THE ORIGINS OF THE BOMB PULSE

In the midst of the Cold War, countries around the world were shooting atomic bombs into the atmosphere – a total of 520 to be exact. America started the tests with the Trinity Test in New Mexico in 1945, and didn’t stop testing bomb after bomb until the 1960s. Other countries followed suit at their own pace, with Russia, France, Britain and China following closely after the United States. Those countries also ended above-ground testing around the same time as the United States, except for China, which didn’t shoot off their last test bomb until 1980.

Loads of chemicals and neutrons were launched into the atmosphere with every detonation, but they didn’t stay in the confined area above their explosion. Gusts of wind carried the chemicals from the test sites to locations around the planet – including every major and local vineyard in the world.

THE SAVING GRACE OF CARBON-14

 

There is a list of chemicals released from atomic testing, but carbon-14 is the most important in terms of the chemicals affecting wine. In its natural state, carbon has six neutrons and six protons. Extra neutrons sent into the atmosphere create the carbon-14 isotope – which has eight neutrons and six protons. Carbon-14 acts in a similar way to regular carbon, bonding with oxygen to create carbon dioxide (CO2). As every grade school student who grew bean plants in class knows, plants live off of CO2, and they aren’t picky about breathing in CO2 made with a little heavier than average carbon.

The noble vine (and any other plant for that matter) sucks up both regular carbon and carbon-14 through the CO2 the plants take in. That is then translated into the grapes, which is then translated into the wine. The carbon-14 leaves a carbon footprint (to misuse the term in a way that also makes sense) the same level as the level of carbon-14 in the air during the vintage year in question. Therefore, dating a wine with a vintage after 1945 just becomes a simple matter of matching the level of carbon-14 to the historic level.

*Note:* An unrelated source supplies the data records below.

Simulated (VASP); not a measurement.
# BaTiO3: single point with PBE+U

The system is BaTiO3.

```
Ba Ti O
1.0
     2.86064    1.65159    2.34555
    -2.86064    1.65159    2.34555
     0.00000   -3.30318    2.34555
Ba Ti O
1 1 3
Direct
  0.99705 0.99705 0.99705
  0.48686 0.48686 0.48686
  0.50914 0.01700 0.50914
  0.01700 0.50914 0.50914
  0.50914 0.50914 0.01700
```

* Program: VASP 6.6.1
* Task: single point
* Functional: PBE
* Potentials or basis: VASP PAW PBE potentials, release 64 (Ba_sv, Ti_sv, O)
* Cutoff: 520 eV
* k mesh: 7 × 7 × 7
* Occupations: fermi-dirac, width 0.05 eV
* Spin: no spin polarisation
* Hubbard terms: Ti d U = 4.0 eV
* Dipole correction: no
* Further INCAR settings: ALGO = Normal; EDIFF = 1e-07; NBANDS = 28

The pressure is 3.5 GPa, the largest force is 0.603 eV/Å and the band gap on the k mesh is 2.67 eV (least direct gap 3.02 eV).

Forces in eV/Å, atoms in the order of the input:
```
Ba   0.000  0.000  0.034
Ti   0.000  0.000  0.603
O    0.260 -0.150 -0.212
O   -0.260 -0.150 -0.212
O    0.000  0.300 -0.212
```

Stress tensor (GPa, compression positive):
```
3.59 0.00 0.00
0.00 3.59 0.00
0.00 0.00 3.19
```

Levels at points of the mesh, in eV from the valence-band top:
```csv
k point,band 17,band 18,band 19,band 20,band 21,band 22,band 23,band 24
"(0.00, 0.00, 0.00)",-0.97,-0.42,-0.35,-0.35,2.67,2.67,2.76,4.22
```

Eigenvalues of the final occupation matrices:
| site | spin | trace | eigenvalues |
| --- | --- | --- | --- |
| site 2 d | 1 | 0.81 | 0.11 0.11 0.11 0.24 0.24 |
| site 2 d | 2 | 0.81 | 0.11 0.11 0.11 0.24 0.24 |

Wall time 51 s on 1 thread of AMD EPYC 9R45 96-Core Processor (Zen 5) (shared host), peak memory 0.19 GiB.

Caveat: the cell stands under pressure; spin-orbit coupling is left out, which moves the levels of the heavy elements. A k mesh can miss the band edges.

But here’s the catch: the world has stopped it’s destructive and humanity threatening atomic bomb testing. This is a win for fraudulent winemakers. It’s also a win for world peace and the safety of the millions of children taught to hide underneath a school desk during an explosion. But it’s a loss for the specific scientists studying the age of things using carbon-14, because the amount of carbon-14 is expected to decrease to negligible levels around 2030. Which means there are only around 15 more years of wine production until the wines have essentially identical carbon-14 levels to wines produced before 1945.

WHAT WE CAN LOOK FORWARD TO

The “bomb pulse” of the world’s wines is flat lining. The roller coaster line of carbon-14 that rockets up around 1955 has been steadily decreasing to the base level before the bombs were let off. Starting around 1963, when a treaty was signed between the United States and the Soviet Union to stop above ground testing, plants have been consuming more and more CO2 with normal carbon atoms and less and less CO2 with carbon–14 atoms.

For the next 15 years however, the artificially made carbon-14 in your wine is there to stay, and it will help keep frauds out of your (and your grandkids if they are the type to keep older wines) hands for years to come.